[Spambayes] Training

Wed Nov 20 04:14:05 2002

[Paul Moore]
> ...
> This happened to me today, with Tim's new adjustment switched on, with
> a 10:1 ham:spam imbalance. IIRC, Tim's change means that with this
> sort of imbalance, ham clues will only have 10% of their normal
> effect, so saying "This is ham" will be pretty much ignored :-(

It affects only the Bayesian adjustment to the by-counting spamprob
estimates, and the adjustment isn't a linear function, so 10:1 -> 10% isn't
what happens.  For what really happens, study update_probabilities <wink>.

The effect of the Bayesian adjustment is *always* to move a by-counting
estimate closer to 0.5 (unknown_word_prob).  It can never increase the
distance of a by-counting estimate from 0.5.  So even if the Bayesian
adjustment weren't done at all, a hamprob can only get as low as the data
says it should get, and that's purely a matter of how often the word has
been seen in trained ham and trained spam.  Doing better than that would
require major psychic powers.

> I'm not sure. All training is basically saying "these specific
> messages *are* ham/spam". Whether this is done in bulk, or on an
> individual basis, shouldn't matter. A naive view says that therefore
> trained messages will score 0/100 "by definition". But the maths
> doesn't work like that, and nothing is going to make it.

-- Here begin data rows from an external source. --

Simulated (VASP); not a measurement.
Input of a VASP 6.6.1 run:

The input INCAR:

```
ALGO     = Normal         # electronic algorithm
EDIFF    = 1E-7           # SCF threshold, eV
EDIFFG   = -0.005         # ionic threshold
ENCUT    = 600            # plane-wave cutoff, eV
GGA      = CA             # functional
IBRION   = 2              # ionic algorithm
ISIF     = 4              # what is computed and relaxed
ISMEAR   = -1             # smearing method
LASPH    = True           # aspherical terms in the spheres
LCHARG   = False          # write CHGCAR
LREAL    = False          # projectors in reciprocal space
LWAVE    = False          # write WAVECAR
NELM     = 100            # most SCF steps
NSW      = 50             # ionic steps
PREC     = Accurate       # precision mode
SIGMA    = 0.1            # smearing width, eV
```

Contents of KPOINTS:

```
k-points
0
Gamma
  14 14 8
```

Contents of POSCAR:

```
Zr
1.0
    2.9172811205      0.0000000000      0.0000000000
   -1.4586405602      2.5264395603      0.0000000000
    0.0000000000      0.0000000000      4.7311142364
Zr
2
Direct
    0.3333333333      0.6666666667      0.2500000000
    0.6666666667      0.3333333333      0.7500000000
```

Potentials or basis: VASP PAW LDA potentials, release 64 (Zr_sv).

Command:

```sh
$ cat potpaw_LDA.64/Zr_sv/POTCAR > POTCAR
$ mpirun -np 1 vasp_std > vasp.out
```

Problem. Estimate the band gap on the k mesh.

You could train on a message over and over and over ... again, until the
score became arbitrarily close to 0 or 100.  It would probably ruin the
classifier for most other msgs, though.

> But I think it's a reasonable assumption that any messages which have
> been explicitly trained will no longer hit the "unsure" range. I just
> can't see a way of making even that assumption be true.

I have an FP that's an entire Nigerian scam msg, prefaced by a one-line
comment saying something like "Jeez, here's another Nigerian wire scam --
this has been around for 20 years".  Think about it <wink>.